Although the Green Paper is a Westminster government consultation on English HE, the implications for the devolved administrations mount up rapidly. For the wonk based in Edinburgh, Cardiff or Belfast this is not a consultation to be treated as a foreign curiosity.
This article is more than 8 years old

David Kernohan is Deputy Editor of Wonkhe

Although the Green Paper is a Westminster government consultation on English HE, the implications for the devolved administrations mount up rapidly. For the wonk based in Edinburgh, Cardiff or Belfast this is not a consultation to be treated as a foreign curiosity and many will be contemplating formal responses at an institutional or national level.

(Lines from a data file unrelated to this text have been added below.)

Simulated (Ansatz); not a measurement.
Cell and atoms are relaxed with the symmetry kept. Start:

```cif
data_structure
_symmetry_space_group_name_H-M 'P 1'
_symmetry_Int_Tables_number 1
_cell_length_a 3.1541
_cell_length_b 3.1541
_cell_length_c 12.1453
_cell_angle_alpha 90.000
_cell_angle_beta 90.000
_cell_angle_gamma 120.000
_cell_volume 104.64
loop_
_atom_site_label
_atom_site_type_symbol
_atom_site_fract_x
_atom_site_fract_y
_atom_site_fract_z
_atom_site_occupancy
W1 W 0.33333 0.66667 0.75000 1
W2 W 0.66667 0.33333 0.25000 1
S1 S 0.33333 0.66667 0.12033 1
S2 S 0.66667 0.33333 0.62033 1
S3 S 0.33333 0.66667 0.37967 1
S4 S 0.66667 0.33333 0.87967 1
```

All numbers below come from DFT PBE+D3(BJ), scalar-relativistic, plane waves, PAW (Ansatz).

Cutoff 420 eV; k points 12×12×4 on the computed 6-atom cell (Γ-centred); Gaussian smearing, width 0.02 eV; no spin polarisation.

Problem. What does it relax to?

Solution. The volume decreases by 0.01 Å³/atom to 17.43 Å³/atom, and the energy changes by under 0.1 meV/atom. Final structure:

The shortest section, on research, presents the most issues. Research councils make awards UK wide, and the REF informs dual funding allocations across all four national funding councils. To radically change either or both these without agreement across them all is nearly impossible – and the paper makes it clear that this section is a UK-wide consultation.

The other sections are as specifically English as drinking a warm beer in the morning mist whilst cycling through old maids – but take care, because UK-wide implications abound. For instance, institutions will all want to increase fees by inflation – indeed, many have already queried why the fee cap has not already been increased by what amounts to a “cost of living” each year. Even in Osborne’s great slump, the fact that this hasn’t happened amounts to a real terms funding cut. So there will be huge pressure on other funding councils to match this increase – and the fact the that the first iteration of TEF is based on the (UK) Higher Education Review makes for a compelling argument to match the entire policy.

Beyond year one of TEF things start to break down. The massive bureaucratic load of the higher TEF levels may outweigh both reputational and financial benefits (the paper talks about “real terms” which doesn’t sound like a huge amount), so less institutions may want to make the case for their inclusion (even, perhaps, in England). But all will want to see fee increases in common with England, though the money may not be there in DELNI, SFC or the increasingly precarious-looking HEFCW. Devolved bodies may also be less committed to yet another doomed attempt to establish competition on price via a fees raise.

With HEFCE gone, at least in name, there may be an expectation for similar changes elsewhere. OFFA is England-only, but the quality assurance statutory functions are held by all four funding councils and vested in the QAA. Responses to this summer’s QA consultation are already in, but the green paper adds the expected steer that QA will use the same raw materials (in terms of metrics, at least) as TEF. Makes sense in England, but would Scotland, Wales or Northern Ireland want a QA system based on whatever the TEF becomes – especially with the ink barely dry on the first (and possibly only) batch of QAA Higher Education Reviews.

Thinking regionally however, it is notable that the “northern powerhouse” and “midlands engine” do not yet extend to HE – there is no real regionality to teaching or research plans despite obvious differences in social mobility, enterprise and employment levels around the country.